Trump, Obama, and Naming Evil

Nothing excuses Donald Trump’s failure to immediately denounce Nazis, KKK members, and white separatists in Charlottesville immediately and by name. Even this slime has a right to march and speak; but they have no right to violence.  Moreover, he should have disowned their claim of allegiance to him even before their march turned violent.

While it is probably true that there were also counter-demonstrators spoiling for a fight, blaming them equally for the death that resulted is like excusing 9/11 because some victims may have been anti-Muslim.

Trump is not excused by his predecessor’s inability to say “radical Islam”; Trump correctly criticized Obama for that so presumably understands the consequence of not being able to say evil’s name. Trump is not excused by those on the left who remain deplorably silent in the wake of violent campus protests against free speech.

Nor is Obama’s failure to lay blame for much terrorism on radical Islamists retroactively excused by Trump’s latest offence. Those who won’t defend free speech are moral cowards or would-be censors no matter what Trump does or doesn’t do. Two wrongs don’t make a right.

According to an article by Jeremy Peters in The New York Times:

“There is also a new political term to describe the circular firing squad in which right and left have blamed the other for the country’s degenerating political debate — ‘whataboutism.’”

“What about” excuses nothing.

As a civil (I wish more civil) society, we suffer from both too little and too much name calling. Nazis, fascists on campus, the current government of Venezuela, racists, and radical Islam need to be called out for what they are. Leaders have a responsibility to speak frankly; they also have a responsibility to let us know how they see the world.

However, not everyone who thinks that immigration cost him his job is xenophobic. Some very good people want to see more gun control; some very good people believe that abortion is murder. All proponents of gay marriage are not agents of the devil; all opponents of gay marriage are not deplorables (HRC was against gay marriage before she was for it). Not everyone who marches with a “Black Lives Matters” banner is a would-be cop killer nor is every policeman who shoots someone of a different race a racist murderer.

David Brooks writes (also in the NYTimes):

“…I’m beginning to think the whole depressing spectacle of this moment — the Trump presidency and beyond — is caused by a breakdown of intellectual virtue, a breakdown in America’s ability to face evidence objectively, to pay due respect to reality, to deal with complex and unpleasant truths. The intellectual virtues may seem elitist, but once a country tolerates dishonesty, incuriosity and intellectual laziness, then everything else falls apart.

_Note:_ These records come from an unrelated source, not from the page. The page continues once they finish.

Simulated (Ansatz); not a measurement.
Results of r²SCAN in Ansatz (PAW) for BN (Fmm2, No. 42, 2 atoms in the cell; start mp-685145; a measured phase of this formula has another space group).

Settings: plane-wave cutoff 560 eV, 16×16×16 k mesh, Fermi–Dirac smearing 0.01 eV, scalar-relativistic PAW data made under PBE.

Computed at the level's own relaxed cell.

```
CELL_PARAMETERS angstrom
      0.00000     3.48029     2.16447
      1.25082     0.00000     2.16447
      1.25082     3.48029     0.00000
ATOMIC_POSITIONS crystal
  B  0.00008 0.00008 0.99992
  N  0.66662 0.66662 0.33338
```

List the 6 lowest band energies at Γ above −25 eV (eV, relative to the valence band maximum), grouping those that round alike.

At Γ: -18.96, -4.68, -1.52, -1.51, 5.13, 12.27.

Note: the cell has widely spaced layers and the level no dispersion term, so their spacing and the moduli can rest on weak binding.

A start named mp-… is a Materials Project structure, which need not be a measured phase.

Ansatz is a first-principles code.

“The temptation is simply to blast the neo-Nazis, the alt-right, the Trumpkins and the rest for being bigoted, vicious and hate-filled. And some of that is necessary. The boundaries of common decency have to be defined.

“But throughout history the wiser minds have understood that anger and moral posturing are not a good antidote to rage and fanaticism. Competing vitriols only build on each other.”

There is no question these are hard and scary times. We make them worse both when we refuse to name evil AND when we label everyone we disagree with as being evil. Whataboutism excuses nothing.